COLOMBO, Feb 13, 2009 (AFP) - Hundreds more civilians fled Sri Lanka's war zone, the defence ministry said Friday, as Colombo angrily rejected Britain's appointment of a special envoy to address the island's humanitarian crisis.
Men, women and children from the minority ethnic Tamil community crossed the front lines in the district of Mullaittivu where the army has cornered holdout forces of the rebel Liberation Tigers of Tamil Eelam (LTTE).
"The people fled despite a series of barricades imposed by the LTTE to stall the civilian influx," the ministry said in a statement.

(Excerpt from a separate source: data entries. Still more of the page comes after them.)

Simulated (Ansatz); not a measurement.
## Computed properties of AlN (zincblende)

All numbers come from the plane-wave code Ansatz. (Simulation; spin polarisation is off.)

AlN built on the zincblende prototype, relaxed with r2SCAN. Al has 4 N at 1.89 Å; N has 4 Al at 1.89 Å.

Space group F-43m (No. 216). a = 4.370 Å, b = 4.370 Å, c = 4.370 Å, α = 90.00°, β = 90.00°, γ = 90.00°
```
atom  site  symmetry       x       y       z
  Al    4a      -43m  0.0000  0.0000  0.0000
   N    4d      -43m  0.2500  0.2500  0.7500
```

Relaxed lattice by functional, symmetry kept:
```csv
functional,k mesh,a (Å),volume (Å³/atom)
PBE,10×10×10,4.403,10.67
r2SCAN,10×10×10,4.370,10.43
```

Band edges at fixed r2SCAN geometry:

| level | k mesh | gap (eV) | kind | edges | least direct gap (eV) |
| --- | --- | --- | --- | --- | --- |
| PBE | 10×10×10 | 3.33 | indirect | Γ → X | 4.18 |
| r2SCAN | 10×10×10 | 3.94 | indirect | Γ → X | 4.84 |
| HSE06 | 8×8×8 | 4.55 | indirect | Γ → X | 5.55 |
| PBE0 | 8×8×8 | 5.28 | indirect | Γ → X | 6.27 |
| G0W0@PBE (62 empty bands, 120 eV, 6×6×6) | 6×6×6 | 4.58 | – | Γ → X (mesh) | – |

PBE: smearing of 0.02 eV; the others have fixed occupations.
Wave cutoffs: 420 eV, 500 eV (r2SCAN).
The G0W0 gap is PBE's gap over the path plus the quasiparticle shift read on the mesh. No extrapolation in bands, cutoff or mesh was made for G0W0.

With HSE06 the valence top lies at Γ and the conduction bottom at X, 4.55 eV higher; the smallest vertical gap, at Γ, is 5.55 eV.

The government has accused the Tiger rebels of using civilians trapped by the fighting as "human shields" and of preventing them from leaving the area. The Red Cross says hundreds of non-combatants have already been killed.
The latest flight of civilians came as Britain said it had appointed former defence minister Des Browne as a special envoy to focus on the growing humanitarian crisis in Sri Lanka.
The move by the former colonial power was swiftly condemned by the government in Colombo.
"It is tantamount to an intrusion into Sri Lanka's internal affairs and is disrespectful to the country's statehood," Foreign Minister Rohitha Bogollagama told AFP.
The minister warned of "major repercussions" for relations with Britain.
"There is no further discussion with London on the matter," Bogollagama said, after the British Foreign Office had said talks were ongoing to resolve the dispute.
British Prime Minister Gordon Brown's office said Browne, who left office last October, would work with all sides.
Sri Lanka's media minister Anura Yapa said the government had voiced its "displeasure" to the British High Commission in Colombo.
"We are not a British colony any more," the minister said. "We are quite capable of looking after the internally displaced persons."
The government, which says it is on the brink of crushing the rebels, has resisted international calls to halt its offensive against the Tigers, who have fought since 1972 for the creation of an independent Tamil homeland.
On Thursday, Sri Lanka set up a new safe zone for non-combatants along a 12-kilometre (7.5-mile) stretch of coastline, effectively scrapping a smaller designated no-fire area.
Sri Lanka has resisted calls for a "no-fire period", amid claims from relief agencies that a "humanitarian catastrophe" was unfolding in the island's war zone, where tens of thousands of civilians are trapped.
Britain and other governments as well as rights groups have asked Tamil Tigers to allow civilians free movement.
Britain banned the Tigers as a foreign terrorist group in 2001, five years before an European Union-wide ban on the Tigers.
Browne's controversial appointment came two days after nationalists protested outside the British High Commission here, demanding that international officials keep out of Sri Lanka's internal affairs.
Hardline nationalists accuse Western governments, aid agencies and humanitarian organisations, as well as the international media, of supporting the Tiger guerrillas.